Elasticsearch Greatest Hits or Lessons learnt doing full-text search
This blogpost concentrates on what might deserve some thought when optimizing indexing, mapping and querying. It requires a basic understanding of what Elasticsearch does. For a refresh check the official guide.
Before we start off, three useful general rules:
-
Define ‘good search’
When implementing a search make sure you know the desired result. Looking at online shops we can easily see that search always involves some kind of marketing, which is true for other applications as well. So if you are not the project owner, keep in close touch with the management and find out what results they expect. This way you can find out early on if contradicting expectations turn up.
-
Get your hands on actual data
To get meaningful results it is crucial to have access to actual data. Try to obtain it. Because there will be surprises which you otherwise won’t find out about.
-
Don't try to be perfect
Elasticsearch lets you start out relatively easy. But it can also lead you down the rabbit hole if you are trying to get perfect results. Keep in mind that scores are entirely relative. Every data set is different, as are user expectations. Don't get lost; deploy at some point and maybe keep stats of what people are searching, where they get zero results and where they get too many. With this newfound knowledge you can come back at any time and optimize.
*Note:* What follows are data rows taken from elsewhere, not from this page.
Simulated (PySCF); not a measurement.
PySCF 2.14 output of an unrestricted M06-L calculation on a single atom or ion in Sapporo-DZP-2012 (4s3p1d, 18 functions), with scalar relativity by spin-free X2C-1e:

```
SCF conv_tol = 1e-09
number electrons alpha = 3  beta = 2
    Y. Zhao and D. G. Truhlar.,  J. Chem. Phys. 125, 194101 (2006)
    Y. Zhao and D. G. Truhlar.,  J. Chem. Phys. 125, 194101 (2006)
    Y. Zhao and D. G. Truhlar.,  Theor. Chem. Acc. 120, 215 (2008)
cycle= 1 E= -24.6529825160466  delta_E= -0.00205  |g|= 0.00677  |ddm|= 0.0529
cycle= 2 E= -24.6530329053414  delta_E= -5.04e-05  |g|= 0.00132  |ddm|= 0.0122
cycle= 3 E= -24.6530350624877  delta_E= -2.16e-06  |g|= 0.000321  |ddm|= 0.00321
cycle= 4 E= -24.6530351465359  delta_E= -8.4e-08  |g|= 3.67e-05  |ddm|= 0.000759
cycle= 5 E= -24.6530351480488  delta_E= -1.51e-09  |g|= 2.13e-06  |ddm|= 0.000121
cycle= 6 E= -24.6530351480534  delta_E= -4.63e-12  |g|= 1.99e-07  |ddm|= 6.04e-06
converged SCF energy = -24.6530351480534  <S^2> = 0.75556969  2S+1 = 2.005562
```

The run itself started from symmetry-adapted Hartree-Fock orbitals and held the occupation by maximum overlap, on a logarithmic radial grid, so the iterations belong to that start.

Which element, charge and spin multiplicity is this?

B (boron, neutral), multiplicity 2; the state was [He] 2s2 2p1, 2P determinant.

Back to the technicalities:
Problem
Speakerinnen Liste (GitHub) 1, a platform where conference organizers can find women experts, wanted to improve search by introducing Elasticsearch. The goal was to create one single search field where anything could be entered and one or more speakers would be found. In our particular case this might be a name, a field of expertise, a twitter handle, a place or language. Or maybe even something from the speaker's biography. Or any combination of these possibilities.
What's tricky here is that we don’t know what the user will enter, so we will have to run the input on all fields. We also don’t know the language of the entries (currently mostly English and German).
In order to have a nicer user experience we decided to offer a facetted search: the search results can be filtered for cities and languages.
The two main things we need to get right:
- Mapping the fields of the speaker profiles as this builds the basis for what can be searched for.
- Build a score-based query to weigh importance of fields. This should be done in a way that no matter what the users enter, the query returns the hits we expect in the order we wish to see.
All of this requires understanding the data at hand as well as predicting user behavior.
The maintainers had decided they wanted to use the elasticsearch-rails gem for easier integration with ActiveRecord and we took it from there. Since at the time we started out the gem only supported Elasticsearch up to version 2.4 this is the version I am talking about in this post.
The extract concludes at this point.